Emotional devastating drama Die Walkure comes to Beijing
Conductor Jaap van Zweden (left), artistic director of the Beijing Music Festival Yu Long (center), and Bulgarian director Vera Nemirova (right) brief the media on an opera Die Walkure, which will debut in Beijing on next Tuesday evening, Oct 24, 2017. [Photo: China Plus]
One of the most popular international operas "Die Walkure" will be performed in Beijing next week.
A stunningly powerful story featuring Norse mythology, the drama will have its music performed by the Hong Kong Philharmonic Orchestra under the baton of famous conductor Jaap van Zweden.
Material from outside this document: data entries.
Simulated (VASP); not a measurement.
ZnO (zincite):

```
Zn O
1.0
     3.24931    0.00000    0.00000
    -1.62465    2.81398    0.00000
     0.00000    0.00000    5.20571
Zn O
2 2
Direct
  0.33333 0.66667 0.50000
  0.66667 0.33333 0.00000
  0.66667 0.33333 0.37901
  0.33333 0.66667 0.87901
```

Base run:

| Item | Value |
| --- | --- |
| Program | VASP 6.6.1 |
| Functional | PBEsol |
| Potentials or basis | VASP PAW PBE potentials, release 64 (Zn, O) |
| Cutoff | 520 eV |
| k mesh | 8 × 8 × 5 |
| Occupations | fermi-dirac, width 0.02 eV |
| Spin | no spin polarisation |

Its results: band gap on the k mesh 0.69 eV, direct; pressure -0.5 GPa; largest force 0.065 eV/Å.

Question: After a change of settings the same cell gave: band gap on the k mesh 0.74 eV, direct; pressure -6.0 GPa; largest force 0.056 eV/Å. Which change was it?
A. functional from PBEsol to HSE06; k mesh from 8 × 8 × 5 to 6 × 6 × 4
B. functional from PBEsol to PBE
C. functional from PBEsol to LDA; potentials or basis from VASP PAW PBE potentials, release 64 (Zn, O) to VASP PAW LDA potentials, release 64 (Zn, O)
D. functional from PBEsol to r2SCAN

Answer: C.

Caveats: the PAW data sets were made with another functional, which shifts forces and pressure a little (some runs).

Die Walkure, part of Richard Wagner's epic The Ring, is a glorious marriage of drama and music, and tells the story of the curse-inflicting Wotan, the king of the gods.
The devastating drama involves complex relationships between lovers, brother and sister, father and daughter. Every character is unforgettable — from the valiant Siegmund and Sieglinde, to the headstrong Brünnhilde and the mighty tortured Wotan.
Previously, Bulgarian director Vera Nemirova said in Beijing that the production of Die Walkure is a recreation of the very first Salzburg Easter Festival opera production.
"The set design is a recreation from 1967. It's a contemporary staging and I think the public will enjoy it because it's very emotional, very close to us, and the way of story-telling is also very humane,"Vera Nemirova.
In 1967, the first Salzburg Easter Festival presented a legendary production of Richard Wagner's The Ring of the Nibelung, also known as the Ring Cycle, led by the Austrian maestro Herbert von Karajan.
This new production of Die Walküre directed by Vera Nemirova is in celebration of the 50th anniversary of the festival in 2017.
Now as Die Walküre comes to China, it is bestowed with a Chinese element, featuring musical accompaniment from the Hong Kong Philharmonic Orchestra.
Internationally famous Dutch conductor Jaap van Zweden is very proud of Hong Kong Philharmonic Orchestra, with whom he has been working for years.
"This orchestra has made themselves better by group sessions, by playing chamber music. And so you can feel this orchestra has become, in my opinion, from an orchestra which has a hundred members, changed into a family of a hundred members," Jaap van Zweden noted.
Along with immense orchestral forces, world-class singers will also show how the burning passion seizes Siegmund and Sieglinde, the two mortal children of the god Wotan, climaxing in a love duet.
Australian tenor Stuart Skelton plays valiant Siegmund.
"It's exciting for me as a singer. In everything that you do, that you get to take the story that Wagner wrote for us and musically tell his story every time. As Jaap also said, we find our own timing, our own language in every moment of the performance and coordinate that between Vera and us on stage, and with Jaap and the orchestra in the pit to make the story as immediate and as compelling theatre and story-telling as possible. That's our challenge".
The upcoming treat for fans of classical music in Beijing is a co-production between the Salzburg Easter Festival and the ongoing Beijing Music Festival.
Die Walkure will be performed next Tuesday and Friday evening at the Poly Theatre in Beijing.